Introducing Danny Daze
In the run up to Dekmantel Festival São Paulo 2018 - which will be happening this weekend - we will host a series of mini-interviews with a few artists from the line-up. Next up: Miami's very own electro-pride Danny Daze.
Can you introduce yourself a little bit?
Hi, I’m Danny. Started off break dancing as a kid which led to being the DJ at a lot of the break dancing battles we had in Miami. Got into the electro/IDM world around 99/00 and am thankful I’ve been able to continue doing what I love.
The first thing that caught our eye was the sentence “it was classic electro & Miami bass that conceived Danny Daze's love for the experimental Dutch electro & Detroit techno scenes of the nineties” in your biography. Why did you have such an attraction to these specific genres back in the days? What was it that you loved about it?
Miami is one of these places people only hear about but really don’t know the history it has when it comes to music. Miami has a very big connection to both Detroit and much of the West Coast Dutch scene. This can heared in many of the older Bunker, Clone or Viewlexx releases. For example, it was really common for me to mix old school Miami Bass tracks with Dutch records like “Get It Boyz” or “Los Hermanos Rodriguez”. The entire punk attitude these labels had is what drew me to them. To the point even the track titles represented a message I wanted to follow. I remember being around 16 years old and reading the track title “I Do Because I Couldn’t Care Less”. This had a massive influence on me, both sonically and ideologically.
You grew up in Miami. How was the scene back then and how did it evolve into what it is now?
I got into the scene in 1999 when I was way too young to hit the clubs, but went to all age raves. My main spot was a place called Malibu Caslte Park. It was an arcade/gaming venue which held raves every full moon. Miami has always been about bass music, so I used to hang out mostly in the electro and IDM rooms at Malibu. Back then, you’d be able to catch artist like Richard Divine, Phoenecia or Tipper playing these shows. This led me to start messing around with a cracked version of fruity loops trying to recreate those sounds they were doing. There seemed to have been a huge turn right around the time vinyl started dying out around the mid 00’s where the people who were going to these events simply stopped going out. This caused the younger generation to take over the party scene which led to a large gap in what we consider this certain scene of IDM/Electro music and what we have today. There were quite some prominent record labels that were based out of Miami that also seemed to have stoped releasing, more than likely because they were losing money pressing vinyl. Labels like Schematic, M3rck and Mass Transit Authority are the reason I’m here today. I still play a lot of music that came out on those labels and are still considered the fundamental sounds for me.

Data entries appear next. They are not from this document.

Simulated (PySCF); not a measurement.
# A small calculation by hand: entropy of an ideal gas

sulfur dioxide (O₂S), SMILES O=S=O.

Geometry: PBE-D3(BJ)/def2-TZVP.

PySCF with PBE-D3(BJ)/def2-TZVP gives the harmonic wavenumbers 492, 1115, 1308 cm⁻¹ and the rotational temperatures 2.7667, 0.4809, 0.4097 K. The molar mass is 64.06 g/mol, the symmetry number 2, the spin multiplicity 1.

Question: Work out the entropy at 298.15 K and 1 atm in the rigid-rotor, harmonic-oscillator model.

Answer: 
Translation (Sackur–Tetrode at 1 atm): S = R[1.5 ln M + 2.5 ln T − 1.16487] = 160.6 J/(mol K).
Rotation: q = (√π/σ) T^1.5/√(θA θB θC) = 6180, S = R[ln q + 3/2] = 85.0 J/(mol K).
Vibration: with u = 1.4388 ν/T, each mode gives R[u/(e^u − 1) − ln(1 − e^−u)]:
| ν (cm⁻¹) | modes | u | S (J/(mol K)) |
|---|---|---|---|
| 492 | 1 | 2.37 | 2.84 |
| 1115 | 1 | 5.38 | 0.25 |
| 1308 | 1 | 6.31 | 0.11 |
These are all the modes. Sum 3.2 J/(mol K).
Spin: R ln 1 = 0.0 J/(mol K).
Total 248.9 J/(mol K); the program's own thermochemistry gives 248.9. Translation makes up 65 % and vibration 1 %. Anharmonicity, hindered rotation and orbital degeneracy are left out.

As a DJ, you’re known for your daring, more left-field/post-punk approach, even when it comes to the bigger venues you’re playing nowadays. What or who inspired you when it comes to your DJ-style?
Again, I think it goes back to the atitude these labels I followed represented. I was also into DJs like DJ Craze who were battle DJs, so the notion I had to stay within the boundaries of electro or techno flew out the window. I’ve always enjoyed DJs who take risk and although sometimes the risk may not pay off, at least there’s life behind the DJ set and it’ll be something the people on the dance floor will remember.
As a producer, you’ve released many EPs yourself, but you’re also running you’re own label Omnidisc where artists such at Drvg Culture, David Vunk, Black Merlin and Cliff Lothar released on. What’s the story/vision behind the label and what’s in the pipeline for the future?
Omnidisc is actually a continuation of a record label I had that ended in 2006 called Omniamm. My original reason back with Omniamm was to simply be able to release music from friends of mine and that’s pretty much the same story today. I especially want to try and give some artist in Miami a label they feel can be a familiar platform to release music on. Like I mentioned above, labels like Schematic and M3rck were a really big influence on me knowing they were based out of Miami when I was younger, so I’m hoping Omnidisc will influence some ears as well.
It’s actually your Dekmantel debut in a week. What are you planning to bring to São Paulo?
I absolutely love playing in Brazil. They know how to party their asses off out there, and I’m honored to be playing with such a great set of DJs. I tend to play quite aggressive but still try to push my Hispanic heritage through syncopated rhythms so you’ll be hearing Funky techno/electro and quite a few classic Miami Bass instrumentals which I play often that have become synonymous with Brazil’s Baile Funk scene.
Any other things on the schedule this year which you’re looking forward to?
I’ve been taking some time off here the last 3 months to work on my album, this Dekmantel show is actually my first gig since then so I’m really looking forward to hopping back on the decks. Also looking forward to finally finishing this album so I can finally walk across my room and not step on audio cables in the middle of the night. Haha.